When the Baltics were admitted to NATO, the alliance advanced to less than 100 miles from St. Petersburg.  If Ukraine and Belarus follow, NATO will be only 250 miles from Moscow.

NATO is weak now but Germany transformed from much greater weakness in 1932 to massive power by 1938.  Russia must stop NATO from absorbing Ukraine.

Why would the US government encourage enticement of Russia’s borderland nations into NATO?  Who could that benefit?  Only our weapons manufacturers and military contractors.

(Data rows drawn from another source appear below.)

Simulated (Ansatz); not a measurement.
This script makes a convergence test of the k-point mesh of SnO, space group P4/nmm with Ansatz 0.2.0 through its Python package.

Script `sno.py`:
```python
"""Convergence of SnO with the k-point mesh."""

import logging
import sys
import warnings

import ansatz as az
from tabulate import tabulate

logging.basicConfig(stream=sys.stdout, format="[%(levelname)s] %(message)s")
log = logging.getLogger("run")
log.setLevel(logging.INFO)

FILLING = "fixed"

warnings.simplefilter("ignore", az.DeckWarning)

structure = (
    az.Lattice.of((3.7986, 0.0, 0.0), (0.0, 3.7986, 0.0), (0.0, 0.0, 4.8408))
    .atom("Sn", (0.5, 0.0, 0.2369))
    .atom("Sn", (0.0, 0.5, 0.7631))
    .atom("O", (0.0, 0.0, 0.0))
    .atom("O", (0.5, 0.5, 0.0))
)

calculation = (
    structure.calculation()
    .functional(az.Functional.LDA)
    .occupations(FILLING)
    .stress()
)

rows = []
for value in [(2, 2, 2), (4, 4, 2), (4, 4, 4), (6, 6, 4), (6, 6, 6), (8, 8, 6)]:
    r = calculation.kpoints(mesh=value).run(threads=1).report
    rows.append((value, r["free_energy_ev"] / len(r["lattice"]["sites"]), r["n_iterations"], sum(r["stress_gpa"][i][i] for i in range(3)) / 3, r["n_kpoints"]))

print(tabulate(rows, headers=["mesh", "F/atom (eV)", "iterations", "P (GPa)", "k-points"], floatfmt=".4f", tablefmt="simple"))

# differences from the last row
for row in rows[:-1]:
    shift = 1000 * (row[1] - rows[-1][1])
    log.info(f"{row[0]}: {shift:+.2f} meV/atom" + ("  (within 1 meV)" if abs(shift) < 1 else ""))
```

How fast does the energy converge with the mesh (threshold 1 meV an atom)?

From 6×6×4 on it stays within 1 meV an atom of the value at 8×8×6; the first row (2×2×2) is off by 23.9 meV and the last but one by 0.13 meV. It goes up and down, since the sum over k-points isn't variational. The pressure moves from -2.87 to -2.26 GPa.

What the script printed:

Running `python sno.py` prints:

Do they control the US government?  No.  But they do have influence just like other wealthy lobbyists and they have at times had insiders like former-VP Cheney whose roots are in for-profit military business.  But even then military contractors do not control foreign policy.  There’s more going on.

We, by which I mean we the American people, have come to believe it is our job to punish other nations.  And because we did not lose our Cold War fears even though the Soviet Union collapsed, we are especially ready to believe we should punish Russia’s leader.

We do not consider President Putin’s reasons for concern about Ukraine.  We simply accept the lies by our politicians and media.

Why do they lie?  Some have financial incentives but most are like us, deluded.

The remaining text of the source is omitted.